GST on Transfer of Rights in Under-Construction Property: A Legal and Practical Analysis

 

GST on Transfer of Rights in Under-Construction Property: A Legal and Practical Analysis

By Murali Krishna Ravuri, Taxurity — Tax & Audit Consultancy, Bengaluru


Preface

One of the most litigated questions in GST on real estate is deceptively simple: when does a transfer involving an under-construction property attract GST, and when does it not? The answer lies not in whether a completion certificate has been issued, but in whether a construction service obligation exists between the transferor and the transferee at the time of the agreement.

This article examines the legal framework governing GST on transfers of rights in under-construction property, analyses the landmark Karnataka High Court ruling in Rohan Corporation India Pvt. Ltd. v. Union of India and Others [TS-924-HC(KAR)-2024], and addresses a frequently misunderstood point: the mere existence of a GST registration in the hands of the transferor does not, by itself, attract GST on a transfer of immovable property.

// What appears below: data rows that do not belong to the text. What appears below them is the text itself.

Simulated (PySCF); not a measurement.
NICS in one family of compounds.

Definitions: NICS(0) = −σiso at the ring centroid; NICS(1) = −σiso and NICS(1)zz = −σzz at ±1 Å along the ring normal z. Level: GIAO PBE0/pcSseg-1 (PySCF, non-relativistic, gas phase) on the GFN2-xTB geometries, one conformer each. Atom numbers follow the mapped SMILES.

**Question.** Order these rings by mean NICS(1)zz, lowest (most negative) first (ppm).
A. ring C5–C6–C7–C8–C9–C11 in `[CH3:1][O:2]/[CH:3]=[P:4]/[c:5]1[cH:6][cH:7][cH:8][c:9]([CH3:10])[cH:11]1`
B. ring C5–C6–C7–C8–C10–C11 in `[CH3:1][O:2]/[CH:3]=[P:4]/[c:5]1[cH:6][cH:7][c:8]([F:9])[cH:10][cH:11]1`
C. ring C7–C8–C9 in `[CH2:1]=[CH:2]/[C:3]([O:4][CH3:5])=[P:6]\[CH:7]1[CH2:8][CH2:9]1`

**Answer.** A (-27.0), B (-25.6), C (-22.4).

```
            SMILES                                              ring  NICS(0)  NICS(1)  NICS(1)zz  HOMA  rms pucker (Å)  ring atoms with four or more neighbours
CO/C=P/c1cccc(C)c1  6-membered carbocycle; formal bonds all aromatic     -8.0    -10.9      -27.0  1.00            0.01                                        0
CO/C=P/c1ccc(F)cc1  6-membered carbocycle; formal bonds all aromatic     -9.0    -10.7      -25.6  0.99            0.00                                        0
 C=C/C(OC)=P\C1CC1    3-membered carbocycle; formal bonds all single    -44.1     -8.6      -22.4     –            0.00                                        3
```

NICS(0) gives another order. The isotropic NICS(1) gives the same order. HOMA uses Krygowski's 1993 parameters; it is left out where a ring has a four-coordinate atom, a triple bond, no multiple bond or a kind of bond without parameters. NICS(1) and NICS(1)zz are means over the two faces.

I. The Statutory Framework

1.1 What Attracts GST — Section 7, CGST Act, 2017

GST is levied on the "supply" of goods or services or both. Section 7(1) of the CGST Act, 2017 defines supply to include all forms of supply of goods or services made or agreed to be made for a consideration by a person in the course or furtherance of business.

Crucially, the scope of "supply" is bounded by the three Schedules appended to the Act:

  • Schedule I — Activities treated as supply even without consideration.
  • Schedule II — Activities classified specifically as either supply of goods or supply of services.
  • Schedule III — Activities or transactions that shall be treated as neither supply of goods nor supply of services, and are therefore outside the purview of GST altogether.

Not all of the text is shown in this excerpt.